Where are the tulips? Cool spring messes with Skagit Valley's flower schedule
MOUNT VERNON, Wash. -- After two straight springs of being early risers, it might seem like the Skagit Valley tulips are sleeping in a bit this year.
But don't worry, this is actually what it's supposed to be like.
But in 2015, coming off our record-warm winter and early spring with several days in the 50s and even some 60s, the tulips sprouted in mid-March -- weeks ahead of schedule and shattering their inaugural bloom date by several days. Last winter and spring were only a slight bit cooler, and the tulips again had a March awakening, shifting the typically month-long bloom a couple weeks earlier than usual. So for the past two festivals, the tulips' bloom were already well underway by the time the official festival began, and thus were done well before the festival typically ended. Those who arrived in late April missed the show.

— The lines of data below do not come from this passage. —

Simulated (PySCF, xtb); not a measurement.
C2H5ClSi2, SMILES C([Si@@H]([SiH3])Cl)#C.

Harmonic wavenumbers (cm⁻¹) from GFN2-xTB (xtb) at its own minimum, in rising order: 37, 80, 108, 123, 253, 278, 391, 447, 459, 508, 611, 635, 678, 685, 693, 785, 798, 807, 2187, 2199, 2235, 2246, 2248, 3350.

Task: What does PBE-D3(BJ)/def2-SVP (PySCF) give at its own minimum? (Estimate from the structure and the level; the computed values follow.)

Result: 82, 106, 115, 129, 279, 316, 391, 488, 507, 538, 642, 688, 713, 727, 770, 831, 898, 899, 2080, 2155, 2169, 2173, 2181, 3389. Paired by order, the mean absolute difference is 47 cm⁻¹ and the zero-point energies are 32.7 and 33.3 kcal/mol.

However, 2017s show is running closer to what it's supposed to do -- an initial bloom around April 7th or so.
MORE | Tulip Bloom Map
"If there is still such thing as an 'average year,' then this might be it," said Brent Roozen with RoozenGaarde Tulips, one of the two main fields who participate in the festival. And it's had the opposite effect, with those who experienced the past two years thinking they need to come early now, coming *too* early:
"A good number of people came looking for the tulips in mid-March when the daffodils had barely arrived," Roozen said.
He said the cold December and January had a more profound effect on the daffodil bloom -- they always come first before the tulips.
"We were about 3-4 weeks behind last year's (super early) bloom!" Roozen said.
But although the daffodils were late this year, the tulips are trending more toward an average start time as temperatures over the past several weeks in the Skagit Valley have been closer to normal.
"So the tulips have caught up just a bit and we are seeing a whole bunch of buds that are real close to becoming blooms," Roozen said. "As we move into next week we expect to see a wave of color coming… so in a week to 10 days, we should be filled with color and that will likely stay with us through the end of the month."
And unlike the past two years where the show was over as we headed past mid-April, this year's show could last through the festival -- and beyond?
"If these 50-degree temperature linger through the month, the tulips might even hang around into May – assuming those not good for tulip weather conditions stay away!" Roozen said. "No promises though..."
Record rains not having much effect on the blooms
Roozen says temperature is much of a factor when it comes to tulips than rainfall.
"Wet is wet and it almost never gets too wet for tulips," Roozen said. "We've seen some drowning out of bulbs in our daffodil fields, and as I spend more time in the tulips will likely notice it there too, but nothing real crazy."
The tulips do well no matter what Mother Nature dishes out because the Skagit Valley has the perfect climate for growing tulips.
Roozen says three things that would damage a crop are incredible amounts of rain, a prolonged hard freeze with temperatures in the teens or low 20s, and/or large hail. But even our rainy springs like our current season are more of a persistence issue than a quantity issue; temperatures that frigid in March are nearly unheard of, and hail is pretty rare. Rain will make it muddy for the flower lovers to get their prized photos, but the tulips don't really mind so much.
Things to watch for this month would be if we suddenly get a prolonged period of warmer-than-normal temperatures, it could shorten the season. But so far, long range forecasts for April suggest continued near normal temperatures for the month, meaning the festival should be good to go!